Aussie Doctors Unite To Force Ban On Cricket’s Alcohol Sponsors

Aussie Doctors Unite To Force Ban On Cricket’s Alcohol Sponsors

A group of Aussie doctors has called for alcohol companies to be banned from sponsoring cricket, claiming it is doing no good for children who watch the sport.

B&T Magazine
Posted by B&T Magazine

Dr Sarah Dalton from the Royal Australasian College of Physicians (RACP) told the ABC it was unacceptable for young kids to be bombarded with promos by alcohol brands while watching sport.

“We’re overdue for a national conversation to discuss how big brewers are using sport as a channel to market their product, leaving our children as the collateral damage,” Dalton said.

“It is happening in too many Australian sports and it needs to stop.”

Doctors are worried that giving naming rights to alcohol companies such as VB for the recent one-day international series between Australia and Pakistan increases awareness and normalises the use of alcohol, according to the ABC, have called on the Australian Communications and Media Authority to stop alcohol brands from sponsoring sporting events.

“During one of the VB ODI games, I urge you to keep a tally of how many times you spot an alcohol ad or logo, either at the ground, on a player’s shirt, or in an advertisement on TV,” Dalton said.

“I’m sure the number would surprise and shock you.

“We know this type of marketing leads children and adolescents to start drinking earlier, and makes young drinkers prone to binge drinking patterns.”

Research by the RACP found that New South Wales was one of the “worst-offending states” for alcohol promotion, with five sponsorships spread across Cricket NSW as well as Big Bash League teams the Sydney Sixers and Sydney Thunder.

The research comes after a series of peer-reviewed studies published by international journal Addiction found a link between alcohol marketing and youth drinking, and that self-regulatory measures by the alcohol industry are failing to protect children.

However, Alcohol Beverages Australia executive director Fergus Taylor slammed the suggestion that current self-regulatory measures are ineffective and that further regulation is needed in Australia to curb underage drinking.

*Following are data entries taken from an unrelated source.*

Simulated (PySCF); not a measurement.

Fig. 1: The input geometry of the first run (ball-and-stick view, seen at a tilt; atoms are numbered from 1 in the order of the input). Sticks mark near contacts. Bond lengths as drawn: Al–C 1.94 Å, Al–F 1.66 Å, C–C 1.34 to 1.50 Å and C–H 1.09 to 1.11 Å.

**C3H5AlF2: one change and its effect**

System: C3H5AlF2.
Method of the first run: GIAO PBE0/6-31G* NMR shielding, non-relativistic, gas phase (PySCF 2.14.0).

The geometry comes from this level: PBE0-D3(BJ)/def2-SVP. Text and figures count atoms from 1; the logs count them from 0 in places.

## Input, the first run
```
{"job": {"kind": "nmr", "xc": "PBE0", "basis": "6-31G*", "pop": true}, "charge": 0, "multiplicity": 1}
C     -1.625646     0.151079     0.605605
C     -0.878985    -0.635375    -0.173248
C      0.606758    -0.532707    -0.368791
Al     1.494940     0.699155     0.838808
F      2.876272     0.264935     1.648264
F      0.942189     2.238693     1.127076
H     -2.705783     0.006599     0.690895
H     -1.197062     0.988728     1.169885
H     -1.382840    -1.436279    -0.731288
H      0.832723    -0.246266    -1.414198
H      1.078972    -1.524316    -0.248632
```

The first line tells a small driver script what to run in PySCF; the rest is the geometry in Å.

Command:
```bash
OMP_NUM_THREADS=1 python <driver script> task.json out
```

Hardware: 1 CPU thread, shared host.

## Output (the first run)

“Underage drinking is in steady decline across the country and has been for some time,” he said.

“The fact that this decline has occurred during a period of increased alcohol advertising is a clear indication that regulations in place work, and work well.

“Anti-alcohol activists have been trying for years to blame alcohol advertising as the cause of underage drinking, but the inconvenient truth for them is this claim is simply not supported by official data.”